Will never forgive US for this, says Afghanistan war veteran
Former CIA analyst and Afghanistan war veteran Matt Zeller has criticized the United States for its actions in Afghanistan, which witnessed a takeover by the Taliban over the weekend. The Taliban had been gaining ground in Afghanistan since the US decided to withdraw its troops from the country after a two-decade war. Zeller said he will never forgive the US for leaving people behind.
'We sent plan after plan for evacuation. Nobody listened'
Reacting to Biden's Monday speech on the Afghanistan crisis, Zeller told MSNBC, "I was appalled." "The idea we planned for every contingency? I have been personally trying to tell this administration since it took office. I have been trying to tell our government for years this was coming. We sent them plan after plan on how to evacuate these people. Nobody listened to us."
'If we don't help Afghans, they will die'
"We made these people a promise. The Taliban are now actively killing them, and if we don't take them they're going to die...We have the means to do this," said Zeller, adding that the US lacks the conviction to "do the right thing."
'Can't forgive myself; won't forgive US for doing this'
Zeller further said, "I can't forgive myself and I'll never forgive my country for doing this," adding that he now understands the "moral injury" every Vietnam war veteran had been warning him about. He criticized the US administration for not having a concrete plan to evacuate the thousands of Afghans left in the lurch amid the takeover by the Taliban.
Zeller also opposed news anchors for supporting Biden
Zeller also appeared to differ from MSNBC hosts Brian Williams and Nicolle Wallace. Williams had complimented Biden's Monday speech, saying that the President "didn't run" from responsibility. Williams said, "He didn't run from it. He owned it. He owned the fact that, as he put it, the buck stops with him." "I hope he gets to own their deaths, too," Zeller replied.

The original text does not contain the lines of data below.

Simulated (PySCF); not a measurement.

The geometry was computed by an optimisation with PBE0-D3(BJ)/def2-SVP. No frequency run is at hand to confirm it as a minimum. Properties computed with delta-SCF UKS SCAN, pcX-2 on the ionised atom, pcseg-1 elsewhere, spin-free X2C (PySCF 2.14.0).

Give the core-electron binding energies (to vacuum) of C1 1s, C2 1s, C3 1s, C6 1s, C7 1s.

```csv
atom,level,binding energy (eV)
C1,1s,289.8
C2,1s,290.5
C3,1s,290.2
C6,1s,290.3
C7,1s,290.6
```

Biden said he stood by withdrawal of troops
Biden said on Monday that he stands by his decision to withdraw troops from Afghanistan. He said he would rather invite criticism than pass on the crisis to a fifth US President and let America's longest war continue for a "third decade." He conceded that the chaos escalated far more quickly than anticipated, maintaining that there was "never a good time to withdraw forces."
Taliban takes over Afghanistan; civilians flee
The Taliban stormed the capital Kabul on Sunday after taking over several key cities since the US withdrawal. Horrific visuals of civilians trying to flee the country have emerged online. On Sunday, the group seized the Presidential Palace in Kabul, taking control of the capital. President Ashraf Ghani also fled the country on Sunday, saying he did so to prevent a "flood of bloodshed."